Description of problem:
In RHQ 4.11 we had the metrics_index table which was replaced with the metrics_cache_index table in RHQ 4.12. With both tables the number of rows per (CQL) partition would be N, where N is the number of measurement schedules having data stored during a given time slice, e.g., 04:00 - 05:00. As N gets bigger, we wind up with increasingly large partitions, often referred to as "wide rows" in Cassandra terminology. The problem is even worse with the new metrics_cache_index table because we store even more data in each row.
Because of bug 1135603, we no longer need the metrics_cache_index table. We need to avoid really big wide rows and also deal with the read timeouts. The following schema change will address these concerns,
CREATE TABLE rhq.metrics_idx (
PRIMARY KEY ((bucket, partition, time), schedule_id)
This is almost the same as the original metrics_index table except that it now has a partition column. We will need to track the number of partitions or possible values for the partition column. Let's say it is 5, which means the column can range from zero to four. Now the N schedule ids will be spread across N / 5 partitions instead of a single one. The index queries used during aggregation will also need to be refactored so avoid retrieving too much data at once.
Version-Release number of selected component (if applicable):
Steps to Reproduce:
Having implemented my own partition scheme for bulk data Cassandra, I found that 100 partitions takes very little time to query (fraction of a second), so 1000 partitions for many schedules may be a good starting point.
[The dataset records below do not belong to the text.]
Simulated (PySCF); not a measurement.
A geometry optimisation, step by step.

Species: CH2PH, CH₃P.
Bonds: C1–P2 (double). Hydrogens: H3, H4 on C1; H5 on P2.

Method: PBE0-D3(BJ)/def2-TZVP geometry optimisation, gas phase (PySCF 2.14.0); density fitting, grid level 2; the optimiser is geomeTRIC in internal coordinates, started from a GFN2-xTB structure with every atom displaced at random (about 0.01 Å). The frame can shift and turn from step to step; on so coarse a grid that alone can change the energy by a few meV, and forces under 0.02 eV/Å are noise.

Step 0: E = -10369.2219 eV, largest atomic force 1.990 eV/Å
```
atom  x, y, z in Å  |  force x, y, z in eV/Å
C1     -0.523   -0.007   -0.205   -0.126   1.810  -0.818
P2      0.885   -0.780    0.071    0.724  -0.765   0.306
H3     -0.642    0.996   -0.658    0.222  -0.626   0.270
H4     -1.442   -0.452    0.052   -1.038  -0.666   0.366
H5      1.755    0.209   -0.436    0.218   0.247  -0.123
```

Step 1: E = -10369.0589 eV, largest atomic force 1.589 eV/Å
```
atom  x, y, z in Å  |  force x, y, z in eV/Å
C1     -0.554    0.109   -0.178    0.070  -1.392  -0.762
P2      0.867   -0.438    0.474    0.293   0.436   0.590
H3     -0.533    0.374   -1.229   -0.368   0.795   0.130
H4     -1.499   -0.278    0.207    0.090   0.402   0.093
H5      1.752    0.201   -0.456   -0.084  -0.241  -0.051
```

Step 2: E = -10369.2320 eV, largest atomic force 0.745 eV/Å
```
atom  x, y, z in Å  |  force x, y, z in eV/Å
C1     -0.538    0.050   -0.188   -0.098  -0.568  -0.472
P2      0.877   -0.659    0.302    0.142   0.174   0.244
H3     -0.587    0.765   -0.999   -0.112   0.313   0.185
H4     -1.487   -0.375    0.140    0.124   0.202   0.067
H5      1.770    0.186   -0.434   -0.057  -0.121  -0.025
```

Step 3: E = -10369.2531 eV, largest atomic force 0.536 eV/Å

If you can figure out the number of active metric schedules (excluding trait schedules) you can come up with a better estimate. For new installations, I'm not sure how this might work. Of course, you can always increase the partition sizes at runtime.
I was actually thinking smaller, a lot smaller. I think the biggest problem with the current and past approaches was that we only do a single query for index. And the can result in timeouts as the partitions get bigger. I think we resolve most of the problems with the following queries
WHERE bucket = 'raw' AND partition = 2 AND time = 16:00
// and to get the next page...
WHERE bucket = 'raw' AND partition = 2 AND time = 16:00 AND schedule_id > 11000
We implement paging across a single partition as well as break up the index for a given time slice into multiple partitions. As for how many, I was actually thinking just a handful to start with. Maybe I am wrong, but here is my reasoning. Assuming that the data is not already in memory, a read for a partition key requires a disk seek for each SSTable that has to be read. After that initial seek, columns are read sequentially which should be very efficient. Just based on this, we know that querying N partitions will require S disk seeks where S >= N. Of course with multiple nodes queries can be executed in parallel to reduce the overall latency. When Cassandra performs a read from disk, the scanned file segments, which I believe are 64k in size by default will get loaded into memory. So it is entirely possible that when we query for a page of data from the index, Cassandra will load into memory more than we need. Then the subsequent query will not even have to hit the disk at all.
I agree that the number of schedules needs to be taken into account when trying to determine how many index partitions we should have. But I also think we have to take the cluster size into consideration as well.
I think the file segment size is determined by the column_index_size_in_kb property in cassandra.yaml.
I think in terms of inserting data, it is more efficient to insert into narrower rows than wider. Intuitively, it would seem that is the case, as maintaining sorted rows requires more moving around of data. I'm also thinking a large enough partition count would avoid any need for paged queries. But perhaps you're right that it is more I/O efficient to simply have fairly wide rows.
I'd like it if there might be a way to try both and decide which is more efficient, both in reads and in writes.
I have removed the metrics_cache and metrics_cache index tables. References to them in code have been removed as well. Paging is now used when querying the index during data aggregation. The paging functionality is implemented in IndexIterator.java. There is a new schema upgrade step, ReplaceIndex.java, that migrates data from the legacy index tables into the new metrics_idx table.
More work is needed to make the number of index partitions fully configurable. That can come later though. There was no reason for that work to hold up these changes from getting into master. If need be we can address it in a separate BZ.
I created bug 1140849 for tracking the work for making the number of partitions configurable. Moving this to ON_QA.